BRUSSELS (Reuters) – Belgian Prime Minister Yves Leterme’s government collapsed yesterday after the Flemish liberal party pulled out of his five-month-old coalition, causing a crisis that could damage its fragile economy.
Leterme, 49, tendered his government’s resignation to King Albert after an emergency cabinet meeting, but the monarch did not immediately decide whether to accept it.
“The king and the prime minister jointly underlined that, in the current circumstances, a political crisis would be inopportune and would seriously damage both the economic and social well-being of the citizens and the role of Belgium in Europe,” the palace said in a written statement.
Political analysts said Leterme might be persuaded to stay on. Otherwise parliament would have to be dissolved and an election held within 40 days.
The king later consulted the speakers of the lower and upper houses of parliament and was expected to receive the heads of Belgium’s mainstream parties.
Sittings in the lower house, which was due to vote on a bill to ban wearing the burqa in public yesterday, was suspended until next week.
Without the backing of the centre-right Open VLD, the remaining four parties in government still had 76 of the 150 seats in the lower house of parliament but the coalition would have found it hard to govern with such a slim majority.
Open VLD said it had lost faith in the government, which groups parties from centre-left to centre-right, because it had failed to resolve a dispute between French- and Dutch-speaking parties over electoral boundaries around the capital, Brussels.
“We have not agreed on a negotiated solution and therefore Open VLD no longer has confidence in the government,” said Alexander De Croo, the party’s chairman.

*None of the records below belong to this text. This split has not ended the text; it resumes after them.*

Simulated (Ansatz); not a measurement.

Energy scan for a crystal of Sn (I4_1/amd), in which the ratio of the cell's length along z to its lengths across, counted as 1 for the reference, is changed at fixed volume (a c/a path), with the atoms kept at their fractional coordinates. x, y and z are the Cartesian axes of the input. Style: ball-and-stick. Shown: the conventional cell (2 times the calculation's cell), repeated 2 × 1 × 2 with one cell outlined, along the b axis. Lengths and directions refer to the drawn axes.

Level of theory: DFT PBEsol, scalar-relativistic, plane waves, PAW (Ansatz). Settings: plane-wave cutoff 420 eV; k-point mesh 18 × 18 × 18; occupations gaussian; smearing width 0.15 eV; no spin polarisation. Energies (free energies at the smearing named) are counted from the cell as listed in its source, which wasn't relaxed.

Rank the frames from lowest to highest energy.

Economists have expressed concern that political paralysis in the linguistically-divided country of 10.6 million people as it recovers from the global economic crisis would harm the prospects of reducing Belgium’s budget deficit.
The government forecasts the deficit will be 4.8 per cent of gross domestic product in 2010, and Belgian debt is expected to exceed 100 per cent of GDP this year.
The premium investors demanded for holding Belgian debt increased on Thursday. The spread between 10-year Belgian bonds and German bunds had widened to a four week high of 51 basis points from 43 at Wednesday’s close, although this was in line with a widening trend for other euro zone sovereign bonds.
“Until now we may say that Belgium was off the radar screen of the financial markets, but this political crisis could bring Belgium back on to the radar screen of those shorting debt markets, speculators or otherwise,” said Etienne de Callatay, economist at Bank Degroof in Brussels, referring to the practice of trying to profit from a decline in an asset’s value.
Leterme became prime minister for a second time last November when Herman Van Rompuy left the post to become president of the European Union.
Even at the start of his second term, political and economic analysts said they were worried it could prove as unstable as his first nine months in power in 2008, when Belgium lurched from one crisis to another.
Leterme’s nine-month struggle to form his first government fuelled concerns in the media at the time that Belgium could break apart and raised the risk premium investors demanded to hold government bonds.
Belgium, home to European Union institutions and the NATO military alliance, will not want to let domestic problems drag on because on July 1 it takes over the six-month EU presidency, an organisational role held by each member state in turn.
“It’s very embarrassing and it’s an embarrassment on top of a previous embarrassment,” said Carl Devos, politics professor at Ghent University.